Cecil Frederick Dampier | |
---|---|
Born | 11 May 1868 |
Died | 11 April 1950 Gloucester, England | (aged 81)
Allegiance | United Kingdom |
Service/ | Royal Navy |
Rank | Admiral |
Commands | Cambridge Audacious |
Battles/wars | First World War |
Awards | Companion of the Order of St Michael and St George |
Admiral Cecil Frederick Dampier CMG (11 May 1868 – 11 April 1950) was a Royal Navy officer during the First World War.
Dampier entered the Royal Navy and was promoted to the rank of Commander on 1 January 1900.[1]

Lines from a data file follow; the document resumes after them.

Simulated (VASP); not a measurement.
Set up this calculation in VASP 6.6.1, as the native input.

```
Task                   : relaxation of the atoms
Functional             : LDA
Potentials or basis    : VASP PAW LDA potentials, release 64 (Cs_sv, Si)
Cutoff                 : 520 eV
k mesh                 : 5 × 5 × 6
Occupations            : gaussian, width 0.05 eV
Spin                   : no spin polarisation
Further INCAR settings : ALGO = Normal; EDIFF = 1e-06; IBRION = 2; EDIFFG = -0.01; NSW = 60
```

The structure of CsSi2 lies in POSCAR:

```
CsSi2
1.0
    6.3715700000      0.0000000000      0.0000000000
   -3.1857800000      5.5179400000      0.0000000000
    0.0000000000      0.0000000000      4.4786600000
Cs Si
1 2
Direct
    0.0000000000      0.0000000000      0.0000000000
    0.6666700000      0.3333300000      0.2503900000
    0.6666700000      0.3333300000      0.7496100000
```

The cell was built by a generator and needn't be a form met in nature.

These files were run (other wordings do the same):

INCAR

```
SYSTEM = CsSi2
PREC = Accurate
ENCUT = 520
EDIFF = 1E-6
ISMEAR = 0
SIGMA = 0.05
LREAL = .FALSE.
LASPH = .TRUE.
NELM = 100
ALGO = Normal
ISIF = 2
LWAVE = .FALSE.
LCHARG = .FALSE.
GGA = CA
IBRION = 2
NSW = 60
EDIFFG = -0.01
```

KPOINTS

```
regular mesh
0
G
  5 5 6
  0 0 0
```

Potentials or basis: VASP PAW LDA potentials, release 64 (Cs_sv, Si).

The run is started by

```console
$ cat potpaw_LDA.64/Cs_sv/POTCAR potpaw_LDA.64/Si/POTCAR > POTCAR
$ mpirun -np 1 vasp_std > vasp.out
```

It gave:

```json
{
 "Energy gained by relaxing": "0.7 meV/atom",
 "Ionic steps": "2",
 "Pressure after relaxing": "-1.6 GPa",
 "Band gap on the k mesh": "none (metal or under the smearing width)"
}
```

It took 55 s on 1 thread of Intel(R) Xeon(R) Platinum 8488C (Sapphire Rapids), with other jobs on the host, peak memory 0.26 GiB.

He was posted to the gunnery ship Cambridge off Plymouth on 27 May 1902.[2]
He was captain of Audacious, which spent her entire career assigned to the Home and Grand Fleets. She was sunk by a German mine off the northern coast of County Donegal, Ireland, in October 1914.[3]
Dampier was Second-in-Command of a Battle Squadron during the early parts of the First World War, and Admiral-Superintendent at Dover in 1917.[4]
In May 1918 he was involved in remote control trials of unmanned aerial vehicles by the Royal Navy's D.C.B. Section.[5]
He was appointed a Companion of the Order of St Michael and St George (CMG) in the 1919 New Year Honours.[6]